We are beginning our final week San Salvador and at the point where we are looking forward to the next assignment.  To be little transparent, I often start off strong when we go to a new place and by the end of the month I run out of steam.  I think it was different this time because I started off strong, started to taper off in the middle and am now regaining my energy to finish strong.  I’m learning the importance of setting certain goals in life because I’m not a person that does that because I feel that they will end up not meaning anything and also there is that feeling of failure if you do not reach them.  As a start, I now know what goals to work for and now have a future picture of what I want to see in me.  So I have been setting goals appropriately to make the change. 

Some of the social pains I have experienced were on my end so I’m making goals to combat them.  I’m taking up other people’s encouragement and they are having to uplift me and I’m not liking this picture.  I do not need to be a person who continues to slip into the consumer side of Christianity and away from being a producer.  I want to be a person who builds up and encourages others.  There have been brief times in my life where I had this quality but I always sink below the surface eventually and have to have other people to speak into my life. 

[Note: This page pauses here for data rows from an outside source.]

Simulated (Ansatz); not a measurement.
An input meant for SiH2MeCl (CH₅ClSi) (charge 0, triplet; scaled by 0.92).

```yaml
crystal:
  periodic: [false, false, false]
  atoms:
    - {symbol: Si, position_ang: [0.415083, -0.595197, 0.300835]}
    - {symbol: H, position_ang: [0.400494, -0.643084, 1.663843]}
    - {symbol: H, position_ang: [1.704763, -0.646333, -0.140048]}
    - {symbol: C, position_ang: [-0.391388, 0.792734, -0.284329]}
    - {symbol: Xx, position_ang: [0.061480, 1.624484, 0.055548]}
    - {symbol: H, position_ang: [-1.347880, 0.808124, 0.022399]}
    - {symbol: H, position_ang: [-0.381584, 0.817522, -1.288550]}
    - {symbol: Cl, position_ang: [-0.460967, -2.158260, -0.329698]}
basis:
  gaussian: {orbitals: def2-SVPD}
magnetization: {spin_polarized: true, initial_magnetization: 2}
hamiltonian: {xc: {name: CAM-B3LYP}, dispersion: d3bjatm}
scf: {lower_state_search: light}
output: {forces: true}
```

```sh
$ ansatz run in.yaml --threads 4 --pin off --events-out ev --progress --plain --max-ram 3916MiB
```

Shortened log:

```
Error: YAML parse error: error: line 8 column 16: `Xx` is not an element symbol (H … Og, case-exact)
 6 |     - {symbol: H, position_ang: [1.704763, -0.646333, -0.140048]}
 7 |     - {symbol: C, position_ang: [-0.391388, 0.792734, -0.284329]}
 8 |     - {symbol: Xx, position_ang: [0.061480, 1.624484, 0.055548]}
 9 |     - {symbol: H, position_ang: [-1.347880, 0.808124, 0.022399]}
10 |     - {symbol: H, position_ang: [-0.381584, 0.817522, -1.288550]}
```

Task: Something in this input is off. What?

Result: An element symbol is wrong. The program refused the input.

Being out in the field is not a huge sacrifice (to me) but it is not the most heavenly experience either and I know I’m not the first one to say this.  I would not be here if I did not go through some of the places I’ve been in life to end up here.  Back in college when people where glorifying summer missions I wanted to do it also but was rejected and had to work an unpleasant job and make that my mission’s field.  Because of that, I lost focus on missions and just figured that I need to focus on whether my career was or get a well-paying job to be involved in my church.  It took a period of 2 to 3 years to get my attention back on missions and I ended up here. 

My team went out to work with a team from a church who were here for a week.  We did some outreach with them and held an event.  It reminded me of my week-long missions trip with my church back in the States when we went to Nicaragua and did similar things.  It was like I was looking back in time to when I was just getting involved in foreign missions and where I used to be and comparing it to where I am now.  I think God used this to show me the contrast between those two places in my life.  Out of all this, I think I have reached a turning point or a watershed moment where I’m trying to get the right balance of letting God, through the World Race impact me, but also putting in the effort to allow it to happen.